I played with a plugin that loads external jpg backgrounds and draws them (in AGSE_PRESCREENDRAW) placed over a blank background in AGS (which is compressed to almost nothing with AGS's RLE).Ã,  It wasn't hard to make but you still have AGS drawing whatever blank background you put in there which is a few FPS drop and you still need to get the hotspots and all placed in the editor, without a background in there to guide you.Ã,  So it's less than ideal.Ã,  By the way, that same background in acceptable jpg quality is 350kb.

If there are no patent issues I think JPEG2000 would be the best format to support, it gets better compression than png in lossless mode for people who want that, and better compression than jpg in lossy mode for people who need small filesize, I can get down to 250kb in that.  But jpg would be fine.

Perhaps I could write an editor plugin that allows you to use an external background within the editor... I haven't looked at that.

For sprites I have no idea what would be possible... I know JS is looking like it'll end up having a 100mb exe file 98% of which is sprites.  Zips up well of course.

Pumaman

What sort of size room files are you getting? How does the AGS compression compare to PCX?

AGS uses a GIF-style compression method, which should yield better results than PCX (though not as good as jpeg/png).

PNG or JPEG support for compressing backgrounds internally would probably be possible now; back when AGS was first written there were no decent libraries to do so, but times have changed. However, the current compression method shouldn't be too bad.

faggc

Quote from: Pumaman on Tue 08/02/2005 20:12:00
What sort of size room files are you getting? How does the AGS compression compare to PCX?

AGS uses a GIF-style compression method, which should yield better results than PCX (though not as good as jpeg/png).

PNG or JPEG support for compressing backgrounds internally would probably be possible now; back when AGS was first written there were no decent libraries to do so, but times have changed. However, the current compression method shouldn't be too bad.

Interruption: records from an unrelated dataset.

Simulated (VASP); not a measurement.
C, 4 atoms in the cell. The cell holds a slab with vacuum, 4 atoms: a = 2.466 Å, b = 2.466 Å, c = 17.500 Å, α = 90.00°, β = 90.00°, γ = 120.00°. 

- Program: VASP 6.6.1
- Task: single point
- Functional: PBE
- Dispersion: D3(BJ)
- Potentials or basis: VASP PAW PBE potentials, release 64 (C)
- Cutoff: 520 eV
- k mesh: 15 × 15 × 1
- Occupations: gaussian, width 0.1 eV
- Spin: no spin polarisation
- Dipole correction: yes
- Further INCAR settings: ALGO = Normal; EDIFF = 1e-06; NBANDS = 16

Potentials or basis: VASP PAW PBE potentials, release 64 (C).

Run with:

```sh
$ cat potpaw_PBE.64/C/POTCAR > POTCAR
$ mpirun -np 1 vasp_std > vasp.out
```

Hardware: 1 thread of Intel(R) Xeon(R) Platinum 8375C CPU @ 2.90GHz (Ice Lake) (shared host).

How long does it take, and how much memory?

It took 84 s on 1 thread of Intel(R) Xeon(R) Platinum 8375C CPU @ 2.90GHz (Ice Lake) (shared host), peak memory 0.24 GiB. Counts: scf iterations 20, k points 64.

And what about the question made by scotch related to sprites? Since AGS suport GIF compression, is it possible to have the option to compress sprites in the exe? The default option should be "do not compress sprites" (good for slow computers). This could help a lot for HI-RES games.

scotch

I made a mistake looking at the size of the first background in PCX, it was saved at 1024x768 rather than 800x600.

I put the background into AGS, scaled down to 800x600.
Bare game, no rooms - 1.20mb
One test room, 32 bit - 3.80mb
I am not sure what the overhead of creating a bare room would be aside from the background, but I expect most of that is the background.
However that is a scrolling room, I expect an average one would be about 2/3 the size.

2mb per background I could live with I suppose.  If you ever support 1024x768 it would jump up quite a bit again, I know that isn't planned for now. Some compression would still be nice, in jpg that 800x600 scrolling room is 200kb (70% quality, enough for me), over 10 times smaller.

Just for comparison, PCX would appear to be around the same for compressing my kind of background as AGS's compression, that background ends up as 2.12mb at the correct size in pcx.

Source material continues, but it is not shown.